Birds species that frequent your feeders in the winter are fewer than those that come in the summer. A few that are permanent, year round residents are Cardinals, Chickadees and Sparrows. Others are birds whose habitat is primarily boreal regions. Their feeding patterns are less predictable and tend to by cyclic and thus, what is called “irruptive”. They appear in cyclic patterns that happen every 6-7 or 9-10 years. If food in their primary habitat is in short supply, you may see them at your feeder. Some of these species include Red-breasted nuthatches, Common and Hoary redpolls, Pine siskins, Red and White-winged crossbills, and Pine grosbeaks.









There are three main choices of food: Large seeds, small seeds, and suet.

Large seeds include black-oil sunflower, safflower, peanuts, shelled corn, ear corn and cardinal mixes that contain sunflower, safflower and peanuts. About 80 to 90 percent of seed used in Minnesota is comprised of black-oil sunflower seeds and cardinal mixes. These have the greatest appeal to the widest variety of winter birds and contain the highest source of energy. The list of birds that favor sunflower seeds includes: Northern cardinals, Blue jays, Black-capped and Chestnut-backed chickadees, House and Purple finches, American goldfinches, Evening and Pine grosbeaks, Gray and Steller's jays, nuthatches, crossbills, titmice. If you are concerned about the shells piling up under your feeder, consider purchasing sunflower hearts or a mix of seeds without hulls or use Ground Cleanse to help the seed break down more quickly. Peanuts are another high-energy food and are attractive to Black-capped chickadees, Nuthatches, Woodpeckers, Blue jays and Cardinals. Cracked corn is very attractive to House sparrows and starlings, so if you do not wish them to frequent your feeder, it is recommended not purchasing mixes that primarily contain these. Small amounts of millet can be scattered on the ground or on tray feeders to accommodate Dark-eyed juncos and Mourning doves. If you use seed mixes high in millet during the summer, decrease this for winter feeding to about 10%, as the species that frequently eat this migrate out of the area in the winter.

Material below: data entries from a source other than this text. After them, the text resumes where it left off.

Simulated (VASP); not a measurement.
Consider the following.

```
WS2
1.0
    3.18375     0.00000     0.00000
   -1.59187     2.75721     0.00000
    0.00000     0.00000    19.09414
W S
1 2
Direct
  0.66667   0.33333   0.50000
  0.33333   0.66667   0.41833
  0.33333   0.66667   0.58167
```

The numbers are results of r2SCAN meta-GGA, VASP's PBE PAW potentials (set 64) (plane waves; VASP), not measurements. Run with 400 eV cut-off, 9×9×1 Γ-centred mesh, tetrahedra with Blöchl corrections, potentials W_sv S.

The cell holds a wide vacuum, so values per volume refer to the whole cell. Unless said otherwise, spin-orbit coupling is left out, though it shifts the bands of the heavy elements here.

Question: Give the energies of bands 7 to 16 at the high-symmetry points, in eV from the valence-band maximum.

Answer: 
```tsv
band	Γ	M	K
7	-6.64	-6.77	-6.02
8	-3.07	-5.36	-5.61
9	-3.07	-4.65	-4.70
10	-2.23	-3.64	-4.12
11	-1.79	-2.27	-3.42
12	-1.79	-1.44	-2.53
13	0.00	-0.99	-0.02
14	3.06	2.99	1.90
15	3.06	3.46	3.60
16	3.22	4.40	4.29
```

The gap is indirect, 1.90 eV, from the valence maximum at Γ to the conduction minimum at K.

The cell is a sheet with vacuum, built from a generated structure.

In the small seed category is Nyjer or thistle seed. This is an excellent food source and winter staple for Black-capped chickadees, Goldfinches, Purple Finches, Redpolls and Pine

Suet and fruit mixes are an excellent source of fat for birds in the winter. This is necessary for them to maintain consistent body temperatures and energy stores. This is particularly attractive to Woodpeckers, Black-capped chickadees and Nuthatches.

Winter feeding differs from that during other times of the year not only in the birds that frequent your feeders but in the way you feed them. Grouping feeders closer to the house allows for easier access for filling and cleaning them, but also for viewing. Feeders can be placed on your deck. A cluster of feeders (3-4) with varying types of seed is preferred. That will attract the widest range of birds. Having at least one tray-type feeder will provide seed for Cardinals, who do not perch. If placing feeders in the yard, putting them near shelter and protective cover, such as near evergreens, is best. This allows them a place to find cover from weather and predators between feedings. To ensure the safest location, place them at least 10 feet away so the predators, be they raptors or cats, cannot use the shelter as a place to hide. If this is not possible, encircling the feeders with wire mesh fencing that is at least 30 inches high and 6-8 feet in diameter will deter predators. It is also important to note placement near windows. If you want to place feeders near windows, closer is better. That way the birds are reducing their speed as they approach the feeder, thus lessening the chance of serious collisions with the window.

In addition to feeding with seed and suet, providing a source of water through the winter is a necessity. Heated bird baths are a great way to do this.

Providing a source of sustenance for these beautiful creatures throughout the year, but particularly in the winter not only ensures their survival, but provides hours of enjoyment.